I went to a funeral today. A good friend’s mother passed away this past week. I did not know her well, but I went to the funeral out of respect for my friend and her family. It was a grave-side funeral, not a lot of pomp and circumstance, no limousines, fancy suits or dresses. A motorcycle escort, made up of friends of the family, accompanied the procession, the men wearing white shirts, black vests with their club’s insignia, and rode in a respectful manner. The simple well-made pine casket spoke of the desire for loving accommodations, but without the funds to be extravagant. The family were honest, hard-working people, grateful for what they had.
The chaplain said a few words and opened the service to anyone who wanted to share a few memories. Children were passed around to anyone who would take turns keeping them diverted and occupied. There were tears, but a lot of smiles and stories about Sara (the mother) teaching a young woman how to make banana nut bread, playing games with young men to keep them out of mischief, and other stories of personal involvement in the lives of her family. They obviously adored her.

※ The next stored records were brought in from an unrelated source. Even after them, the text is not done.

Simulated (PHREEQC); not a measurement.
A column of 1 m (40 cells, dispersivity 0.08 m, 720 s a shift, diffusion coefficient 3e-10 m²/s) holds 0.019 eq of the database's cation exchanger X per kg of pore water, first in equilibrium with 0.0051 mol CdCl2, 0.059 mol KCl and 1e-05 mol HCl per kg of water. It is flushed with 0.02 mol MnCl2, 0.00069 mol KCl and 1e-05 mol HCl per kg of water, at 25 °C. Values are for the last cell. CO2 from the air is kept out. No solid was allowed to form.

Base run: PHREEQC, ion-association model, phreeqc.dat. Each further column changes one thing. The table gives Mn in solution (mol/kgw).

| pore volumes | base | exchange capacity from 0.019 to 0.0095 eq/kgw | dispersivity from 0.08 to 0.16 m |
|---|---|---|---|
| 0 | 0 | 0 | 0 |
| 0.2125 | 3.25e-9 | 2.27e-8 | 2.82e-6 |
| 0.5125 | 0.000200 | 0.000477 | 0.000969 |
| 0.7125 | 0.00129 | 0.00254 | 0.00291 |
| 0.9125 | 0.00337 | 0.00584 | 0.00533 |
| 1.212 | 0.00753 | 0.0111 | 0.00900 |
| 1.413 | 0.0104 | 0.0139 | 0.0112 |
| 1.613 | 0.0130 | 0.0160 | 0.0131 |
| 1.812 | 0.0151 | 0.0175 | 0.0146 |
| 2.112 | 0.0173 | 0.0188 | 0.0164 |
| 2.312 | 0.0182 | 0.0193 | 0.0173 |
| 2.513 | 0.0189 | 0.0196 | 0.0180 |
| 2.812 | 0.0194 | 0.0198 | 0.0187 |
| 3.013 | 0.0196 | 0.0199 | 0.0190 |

She had lived a quite life as a wife, mother, aunt, and helped support her family with factory work and later, as a seamstress. She didn’t write a great novel, travel the world, or influence the course of history. But she was a good woman, helped build character in others lives, and left a legacy of worthiness behind.
Proverbs 31:28-31 describes this woman, Sara, well:
Her children rise up and bless her;
Her husband also, and he praises her, saying:
“Many daughters have done nobly,
But you excel them all.”
Charm is deceitful and beauty is vain,
But a woman who fears the LORD, she shall be praised.
Give her the product of her hands,
And let her works praise her in the gates.